Sunday, December 10, 2000 Back The Halifax Herald Limited


Andrew Vaughan / The Canadian Press
The co-pilot's chair is seen in the partially rebuilt cockpit of Swissair Flight 111.

SWISSAIR FACTS


The Transportation Safety Board of Canada has issued several recommendations and safety advisories since Swissair Flight 111 plunged into the Atlantic Ocean on Sept. 2, 1998. Their American counterpart, the National Transportation Safety Board, has also recommended new safety regulations:

January 1999: Based on the Canadian board's investigation, the American agency asks the Federal Aviation Administration (FAA) in the U.S. to inspect cockpit wiring on all MD-11s.

March 1999: The Canadian board recommends flight recorders have independent power sources and be able to record up to two hours rather than 30 minutes.

August 1999: The FAA orders metallized Mylar blanket insulation be replaced after it is found to be flammable. The Canadian board had issued an advisory that Mylar use be reduced or eliminated.

September 1999: The FAA bans the in-flight entertainment system used on Flight 111.

April 2000: Acting on a directive from Canadian investigators, the FAA orders map-reading lights on MD-11s inspected or shut off. In inspections, flammable blanket insulation was found pressed against many of the lights and showed signs of heat damage.

April 2000: The FAA issues eight safety orders concerning MD-11 electrical systems, bringing to over 30 the number of airworthiness directives since the crash.

December 2000: The Canadian board issues five safety recommendations aimed at detecting and suppressing in-flight fires.

Building a mystery
Swissair reconstruction a painstaking process

By Alison Auld / The Canadian Press

The shattered remains of Swissair Flight 111 hang in a demented puzzle from a steel-mesh frame shaped like the nose of a sleek MD-11 jet.

In the front is the mangled seat where the co-pilot struggled to keep the plane in the air in its dying moments on Sept. 2, 1998.

Behind is the doorway that led to passengers who must have huddled in terror. Bits of twisted metal hang from the frame like a surrealist's impression of what an airplane should look like.

There are gaping holes where pieces were never found or were pulverized so completely by the force of the crash they are now unrecognizable.

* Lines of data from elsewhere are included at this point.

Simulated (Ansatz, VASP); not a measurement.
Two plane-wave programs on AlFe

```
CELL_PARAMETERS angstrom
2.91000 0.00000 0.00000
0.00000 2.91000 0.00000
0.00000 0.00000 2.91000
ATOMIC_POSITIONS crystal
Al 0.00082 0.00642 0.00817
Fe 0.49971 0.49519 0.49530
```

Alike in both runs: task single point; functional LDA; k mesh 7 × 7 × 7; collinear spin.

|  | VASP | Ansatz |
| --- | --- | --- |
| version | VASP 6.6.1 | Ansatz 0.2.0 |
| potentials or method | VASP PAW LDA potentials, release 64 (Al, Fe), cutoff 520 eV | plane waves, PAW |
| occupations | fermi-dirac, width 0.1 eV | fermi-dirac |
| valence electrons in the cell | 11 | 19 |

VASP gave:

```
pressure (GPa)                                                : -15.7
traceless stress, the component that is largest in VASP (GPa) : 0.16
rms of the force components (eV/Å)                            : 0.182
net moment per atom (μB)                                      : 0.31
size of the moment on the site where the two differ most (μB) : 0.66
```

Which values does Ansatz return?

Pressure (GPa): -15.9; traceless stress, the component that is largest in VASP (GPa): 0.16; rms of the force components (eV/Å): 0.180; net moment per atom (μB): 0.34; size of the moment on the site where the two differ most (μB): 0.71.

A small rock the size of child's fist is embedded in one piece of grossly distorted metal, wedged in when the plane smashed into the ocean floor off Peggy's Cove, N.S., killing all 229 aboard.

Scorched metal and plastic hang eerily where gleaming silver controls once rested.

Walking into a cold hangar where investigators undertook the gruelling and emotional job of piecing together the wreckage of the doomed jet is an overwhelming, visceral experience.

It leaves no doubt as to the massive impact the jetliner suffered as it plowed into waters of St. Margaret's Bay, snapping bolts of steel and crumpling aluminum sheets into balls.

And it shows just how impossible it must have seemed to investigators who were confronted with the task of rebuilding the MD-11.

"When I look at it, it amazes me when you consider what we started with," Doug McEwen, an investigator with the Transportation Safety Board, said from Hangar A at Shearwater airport, where the reconstruction of the plane's cockpit was carried out.

"The pieces were extremely small and incredibly difficult to identify, so it's quite unique."

A team of senior investigators and aviation industry experts began with two million pieces of wreckage, most of it smashed to bits and strewn 60 metres under the water's surface.

But they didn't have the last crucial minutes from the voice and data recorders, their contents destroyed in a massive power failure on board.

With such meagre evidence and limited options, the team decided to rebuild the cockpit, the section of the plane where it appeared the trouble began.

For weeks, they plucked what they could from the water's surface - human remains, personal effects and parts of the mangled plane.

Divers were then dispatched to the ocean floor to recover debris and remains, and a high-powered suction device pulled up the heavier pieces.

All of it was then shipped to the hangar, where the effort to put the plane back together began. Their focus quickly narrowed to an area at the front of the plane extending about two metres forward and five metres back from the cockpit bulkhead, where it was suspected a fire flared above the pilot's and co-pilot's seats.

"It became obvious we didn't have to reconstruct the whole airplane, that the significant portion of the airplane was above floor level and in the front," says Don Enns, a Transportation Safety Board investigator who specialized in the fire section of the unit.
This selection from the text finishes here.